A significant issue was the veracity of the bank statement and sale contract given to the wife in 2015. The husband maintained these documents were genuine. However, genuine bank statements for the same period were disclosed and a number of transactions, including the £8m credit, did not appear. The husband suggested that the monies were later returned to the prospective purchaser and so would legitimately cease to appear, although HHJ Hess rejected that explanation. HHJ Hess therefore found that no payment had been made.

His overall view was that the husband was dishonest and unreliable and that everything the husband said should be treated with a great deal of caution.

Financial positions

The wife’s financial position was very straightforward but also very poor. She had virtually no assets and significant commercial debts of over £300,000, some of which were borrowed by her to lend to the husband. She relied entirely on UK state benefits to fund her living, and it was difficult to see how she could improve her position in the foreseeable future.

The husband’s financial position was more difficult to assess. He claimed he had no income or assets at all and debts in the region of £2m (half of which were tax debts owed to his native government), that he had been formally declared bankrupt in his home country and that he had to either stay at his mother’s house or live on the streets.

He claimed that the prospective purchase of his business, while genuine, felt apart after due diligence was conducted and the downpayment had to be returned. He said after that, the value of his company depreciated and was worthless.

According to the husband, his native tax authorities were able to raise an advance tax bill of approximately £1m against the possible future income from the sale of the company. The husband produced documents purporting to be from the relevant authorities, although again HHJ Hess had doubts as to the veracity. The husband claimed that another business he had been involved in recently was worthless, although this was in marked contrast to an internet post by the husband in 2020 in which he asserted that he had grown the company’s turnover to £2m annually.
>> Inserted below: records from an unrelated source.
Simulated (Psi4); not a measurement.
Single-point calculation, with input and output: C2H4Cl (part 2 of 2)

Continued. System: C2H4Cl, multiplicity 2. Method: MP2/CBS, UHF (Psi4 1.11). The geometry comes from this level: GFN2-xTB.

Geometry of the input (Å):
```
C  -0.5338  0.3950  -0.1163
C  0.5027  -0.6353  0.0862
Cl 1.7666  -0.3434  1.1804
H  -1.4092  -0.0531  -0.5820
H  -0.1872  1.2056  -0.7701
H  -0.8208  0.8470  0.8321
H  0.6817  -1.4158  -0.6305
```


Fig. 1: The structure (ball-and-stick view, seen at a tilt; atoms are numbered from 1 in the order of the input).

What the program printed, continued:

Despite the husband’s claimed financial situation, his bank statements showed significant transactions and transfers of money, including to his girlfriend and to fund spending in South America, where he spent a significant amount of time.

He said that he had been trying to find work as a chief technical officer earning £90,000 pa but had not been successful. Evidence presented by the wife suggested his realistic earning capacity as a chief technical officer would be more in the region of £300,000 pa.

HHJ Hess therefore found that the true financial position was difficult to assess. This inevitably led to a change in the wife’s position. She had initially sought a lump sum of £6,881,000 to meet her housing and other capital needs together with capitalised maintenance. However, as a result of the complete failure of the husband to be transparent and clear in the proceedings, the wife asked to adjust her capital claims on the basis that it may well be that she would have to restore the matter to court in future.

Discussion

HHJ Hess therefore needed to address the question of whether it was appropriate to adjourn the wife’s capital claims and engaged in an analysis of the authorities on the subject. His starting point was that it is the normal practice in financial remedy cases for the court to decide at a final hearing, on the balance of probabilities, the computation of assets and then make a once and for all division of capital. This practice reflects the established policy of the courts, such as that articulated by the House of Lords by Lord Scarman in Minton v Minton [1979] when he said (at p608):

An object of modern law is to encourage [the parties] to put the past behind them and to begin a new life which is not overshadowed by the relationship which has broken down. 

However, there are a number of authorities which justify a departure from this. The earlier cases suggest that an adjournment of capital claims should only be granted where there is a real possibility of capital from a specific source becoming available in the near future (see Bracewell J in MT v MT [1992]).

More recent authorities (Roberts J in AW v AH [2020], Mostyn J in Quan v Bray [2018] and Sir Peter Singer in Joy v Joy-Morancho (No 3) [2015]) were of assistance in illustrating that the justification of a departure from normal practice does not necessarily need to include a real possibility of capital from a specific source becoming available in the near future, as fairness and justice must prevail over the normal desirability of the finality of litigation.

MT v MT (Financial Provision: Lump Sum) 

In MT v MT, the husband was entitled by law to one eighth of the considerable wealth of his 83-year-old German father. The parties had always anticipated this prospect. Bracewell J conducted an analysis of the authorities and noted that the courts had considered the meaning of the requirement for the court to have regard to the financial resources each party was likely to have in the foreseeable future.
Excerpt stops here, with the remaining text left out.